Government planning inspectors look set to decide whether a Romany Gypsy family which created an unauthorised home in open countryside after finding living on a council-run travellers’ site “intolerable” should be allowed to remain there.
An agent for Oathie Sykes’ family told North Yorkshire Council’s Thirsk and Malton planning committee an appeal would be launched over its decision to refuse consent for a change of land use near Sheriff Hutton, north of York, to a four-pitch traveller site and to use an existing building for storage and breeding small pedigree dogs.
Ahead of the meeting the family had claimed restricting the site to their use would breach their human rights as they had spent a “vast” amount of money developing the site, having moved on to it three years ago without permission.
The decisions follow years of mounting tensions over the site, with the family accusing the authority of failing to provide a sufficient number of places where three generations could live together and local residents claiming planning officers had failed to enforce rules others must abide by.
Recommending the scheme be approved, council officers told elected members they had a duty to meet the needs of people with protected characteristics and the needs of the several children on the site had to be given great weight in planning decisions.
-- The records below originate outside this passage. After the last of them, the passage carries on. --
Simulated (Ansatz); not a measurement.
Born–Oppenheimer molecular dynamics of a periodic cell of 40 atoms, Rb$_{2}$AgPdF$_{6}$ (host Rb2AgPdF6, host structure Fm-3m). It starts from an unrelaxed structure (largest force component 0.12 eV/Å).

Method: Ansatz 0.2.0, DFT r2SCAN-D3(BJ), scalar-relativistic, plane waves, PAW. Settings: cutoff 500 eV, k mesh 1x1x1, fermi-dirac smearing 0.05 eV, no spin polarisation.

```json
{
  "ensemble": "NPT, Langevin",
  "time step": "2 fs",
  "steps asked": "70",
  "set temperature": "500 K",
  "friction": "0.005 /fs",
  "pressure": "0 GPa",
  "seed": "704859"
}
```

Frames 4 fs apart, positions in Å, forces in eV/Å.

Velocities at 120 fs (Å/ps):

The meeting heard councillors had accepted the family’s need to live at the Sheriff Hutton site after claiming the authority had failed to control “fly-tipping, raves, loud music playing, rat infestation and intolerable mixed tenants with threats of violence” at the council’s Tara Park Gyspy and Traveller site in Malton.
Nevertheless, the meeting heard the Tara Park site was popular with other Gypsies and set to be fully occupied.
An agent for the family said static caravans on the Sheriff Hutton site would be well screened by vegetation and that caravans in the countryside were not “an unfamiliar feature”.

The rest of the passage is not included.